Jan van Gilse
Coming from a family of theologians, Jan van Gilse showed an early aptitude for piano playing and composing. From 1897 onwards, he studied at the Cologne conservatory. After his teacher, Franz Wüllner, died in 1902, he continued his studies with Engelbert Humperdinck in Berlin. From 1909 to 1911, he studied in Italy. In 1901, van Gilse received the Beethoven-Haus Prize in Bonn for his (First) Symphony in F major; In 1906, the Michael Beer Prize was awarded to him for his Third Symphony, 'Erhebung' ('Elevation'; for soprano solo and orchestra).
In addition to composing, van Gilse soon developed an interest in conducting. He started out with the Bremen opera, a post which was followed by appointments in Munich and Amsterdam. After the breakout of the First World War made travel difficult, he moved back to the Netherlands. From 1917 until 1922, he was the conductor of the Utrecht Municipal Orchestra (Utrechtsch Stedelijk Orkest).

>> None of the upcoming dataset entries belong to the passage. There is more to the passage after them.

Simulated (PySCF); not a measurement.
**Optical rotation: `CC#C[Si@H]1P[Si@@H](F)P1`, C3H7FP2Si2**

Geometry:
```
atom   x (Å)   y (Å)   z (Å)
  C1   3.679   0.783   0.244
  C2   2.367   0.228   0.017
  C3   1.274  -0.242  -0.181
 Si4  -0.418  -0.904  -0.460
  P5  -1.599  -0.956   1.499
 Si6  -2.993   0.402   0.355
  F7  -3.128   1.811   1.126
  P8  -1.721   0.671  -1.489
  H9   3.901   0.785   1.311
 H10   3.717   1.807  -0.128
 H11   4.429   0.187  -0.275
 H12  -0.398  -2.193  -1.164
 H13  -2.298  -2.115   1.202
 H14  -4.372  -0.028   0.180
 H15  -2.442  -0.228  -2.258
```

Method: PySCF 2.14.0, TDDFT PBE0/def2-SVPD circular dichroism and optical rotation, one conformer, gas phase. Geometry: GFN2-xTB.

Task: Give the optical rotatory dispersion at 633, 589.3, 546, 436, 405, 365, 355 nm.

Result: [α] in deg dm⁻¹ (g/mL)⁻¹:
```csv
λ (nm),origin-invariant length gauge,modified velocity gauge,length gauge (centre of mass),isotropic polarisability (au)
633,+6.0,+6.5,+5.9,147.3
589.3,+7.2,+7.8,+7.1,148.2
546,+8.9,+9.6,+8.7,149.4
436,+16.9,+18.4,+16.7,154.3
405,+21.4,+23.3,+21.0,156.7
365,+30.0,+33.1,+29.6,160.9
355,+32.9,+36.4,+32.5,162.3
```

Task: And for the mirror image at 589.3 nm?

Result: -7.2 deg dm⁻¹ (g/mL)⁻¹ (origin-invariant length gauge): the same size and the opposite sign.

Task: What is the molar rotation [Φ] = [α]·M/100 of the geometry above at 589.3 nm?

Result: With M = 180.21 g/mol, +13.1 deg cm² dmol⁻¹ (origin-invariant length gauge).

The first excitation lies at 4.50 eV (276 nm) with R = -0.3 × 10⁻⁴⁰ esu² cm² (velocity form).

In 1921, van Gilse resigned the post after a conflict with the orchestra's board of directors. Van Gilse had been attacked for some time by the composer and music critic Willem Pijper in the daily Utrechts Dagblad, attacks that grew in viciousness as time progressed. Van Gilse's request that Pijper be denied access to concerts was stalled for such a time that he lost faith and resigned. The board subsequently refused him a farewell concert.
Eight years later van Gilse put his the experiences from his tenure in Utrecht to paper. The autobiography that materialised was sizeable, and contained almost 350,000 words. However, because he didn't spare anyone or anything (including himself), van Gilse doubted whether the manuscript would ever see the light of day. It was eventually edited and published in 2003.
During World War II, van Gilse became actively involved with the resistance movement against the German occupation of the Netherlands. Both his sons, who were also resistance fighters, were killed by the occupiers before van Gilse himself succumbed (probably to pneumonia) in the autumn of 1944. To protect his shelter, he was buried in an unmarked grave outside the village of Oegstgeest.
From 1933 to 1937, van Gilse served as director of the Utrecht conservatory. He was also active in protecting the interests of composers in the Netherlands. In 1911, van Gilse was one of the founders of the Society of Dutch Musicians (Genootschap van Nederlandse Componisten or GENECO). One year later, he was instrumental in founding the Dutch Bureau for Musical Copyrights (Buma).
Work and reputation
Van Gilse's early style is indebted to German late romanticism. After about 1920, however, it becomes more modernist. His opera Thijl (1940), often regarded as his masterpiece and arguably the most important opera in Dutch musical history, is one of his last works and a totally individual conception. An attempt by the German occupiers to destroy all of van Gilse's work was prevented by his collaborators.
Recently, interest in van Gilse has increased, helped by the publication of his autobiography (edited by Hans van Dijk) and a biography. The German label CPO has recorded his four completed symphonies, with plans under way to record the opera Thijl in the near future, all under the direction of conductor David Porcelijn.
Selected list of works
- Symphony No. 1 in F major (1900–01; recorded)
- Symphony No. 2 in E flat major (1902–1903; recorded)
- Symphony No. 3 in D minor, "Erhebung" for soprano and orchestra (1903; recorded)
- Symphony No. 4 in A major (1910–1915; recorded)
- Symphony No. 5 in D major (Fragment; 1922)
- Orchestral works:
- Concert Overture in C minor (1900; recorded)
- Variations on a St. Nicholas Song (1908)
- Three Dance Sketches for piano and small orchestra (1925–26)
- Prologus brevis (1928)
- Praeludium to "Der Kreis des Lebens" (1928)
- Small Waltz (1936)
- Treurmuziek bij den dood van Uilenspiegel, from the opera Thijl (1940; recorded)
- Andante con moto (date uncertain, after 1935)
- Works for voice(s) & orchestra:
- Frau Helga von Stavern, opera on a text by Van Gilse, in German (1911–13)
- Thijl, opera after Charles de Coster's novel The heroic, jolly and notorious acts of Uilenspiegel and Lamme Goedzak in Flanders Country and elsewhere, on a libretto by Hendrik Lindt (1940; recorded)
- Chamber Pieces:
- Nonet, for oboe, clarinet, bassoon, horn, 2 violins, viola, cello and double bass (1916)
- String Quartet, an unfinished string quartet (1922)
- Trio for flute, violin and viola (1927)
- Hans van Dijk (ed.), Memoires Jan van Gilse, 1917-1922. Walburg Press, 2003. 635 pp.
- Hans van Dijk, Jan van Gilse, strijder en idealist. Een bijdrage tot de kennis van de Nederlandse muziekgeschiedenis in de periode 1900 - 1944. Frits Knuf, 1988.